Why you're not getting any dates
Watching friend after friend hook up and then get engaged while you can't seem to get a phone number let alone a dinner date? There could be many reasons for that and we're sharing some surprising reasons you aren't having any luck in the dating world.
We got some dating insight from Kailen Rosenberg, celebrity matchmaker, relationship expert and author of Real Love, Right Now: A Celebrity Love Architect's Thirty-Day Blueprint for Finding Your Soul Mate — and So Much More!
You're not aware of or open to opportunities around you
There is no perfect time or place to meet the right person, and if you think there is, or you're waiting for what you see as an "ideal" opportunity, you could be missing out. “Many singles believe that there is only a certain place or time that they can meet their soul mate, when in fact it can happen anytime and anywhere,” affirms Rosenberg. “So the next time you're pumping gas, standing in line at a coffee shop, getting groceries or walking down the street, know that your soul mate could be right there, but not if you are not open to it.”
You appear unavailable
“I've had many clients who were so called ‘perfect' according to societal standards, who couldn't get a date if their life depended on it,” says Rosenberg. Why? She explains that they were unknowingly repelling potential partners with a negative attitude, and by appearing unapproachable (e.g., not smiling, looking angry). Want to get a date? Turn that frown upside down. “Regardless of who you are or what you look like, always make sure to have a smile in your thoughts and a genuine smile on your face, and the opportunity for love will come knocking.”

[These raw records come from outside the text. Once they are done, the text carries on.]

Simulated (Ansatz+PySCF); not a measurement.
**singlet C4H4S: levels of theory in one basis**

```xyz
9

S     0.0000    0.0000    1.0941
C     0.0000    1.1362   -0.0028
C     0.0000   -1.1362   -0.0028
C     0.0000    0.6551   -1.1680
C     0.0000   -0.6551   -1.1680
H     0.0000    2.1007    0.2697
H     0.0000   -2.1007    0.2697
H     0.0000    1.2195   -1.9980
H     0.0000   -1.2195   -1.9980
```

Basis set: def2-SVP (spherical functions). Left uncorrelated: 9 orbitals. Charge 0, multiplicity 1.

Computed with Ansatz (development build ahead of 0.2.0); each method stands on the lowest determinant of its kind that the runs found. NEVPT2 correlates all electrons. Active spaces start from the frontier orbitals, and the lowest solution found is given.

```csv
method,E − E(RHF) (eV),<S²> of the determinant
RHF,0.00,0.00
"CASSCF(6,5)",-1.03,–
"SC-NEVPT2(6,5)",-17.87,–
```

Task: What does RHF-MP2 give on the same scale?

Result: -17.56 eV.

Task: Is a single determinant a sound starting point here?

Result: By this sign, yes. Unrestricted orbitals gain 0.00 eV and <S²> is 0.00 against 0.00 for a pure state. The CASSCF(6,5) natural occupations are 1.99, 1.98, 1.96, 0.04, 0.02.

You're scared of getting hurt again
We all know a broken heart can take months or even years to heal, but don't let past pain stand in the way of your dating life. “Many people have been so wounded by love that they are sabotaging every opportunity for love without being aware,” explains Rosenberg. “Even if they had the chance at a new date every day, they would find a way to dismiss it and turn it away.” Avoid sabotaging your chances of love by being open to connecting with someone new.
You're not dressing the part
Many singles dress in a way that might not be flattering or that doesn't show off their best features. “This can be done through oversized clothing, wearing only black with the mindset of a slimming effect or being just plain stuck in the glory days of high school where their makeup and hair hasn't changed since 1983,” Rosenberg says. If you're unsure whether your look is flattering and up-to-date, consult a friend who you know will be honest — and take her advice.
You talk too much on dates
Not getting second dates after the first one? One of the number one complaints Rosenberg gets from singles with regard to their dating experience is that the other person on the date doesn't know when to stop talking. “Give the other person a chance to speak and keep in mind that this is a chance for each of you to find out whether or not this could be the person you are meant to spend your life with,” she advises. Keep the conversation balanced in order for both of you to get a chance to be the listener and the person talking.
You're too busy and you make no time for love
If you can't find a date, think about whether you're making any time for dating. “Singles complain to me all the time, adamantly stating that they are too busy and they have no time to find love — hence the reason for hiring me. Yet, when matched, I realize that these specific people also make no time for dating,” notes Rosenberg. “The bottom line is with everything that's important to you, find the time and make yourself available because in life you never know when our time is going to come to an end.”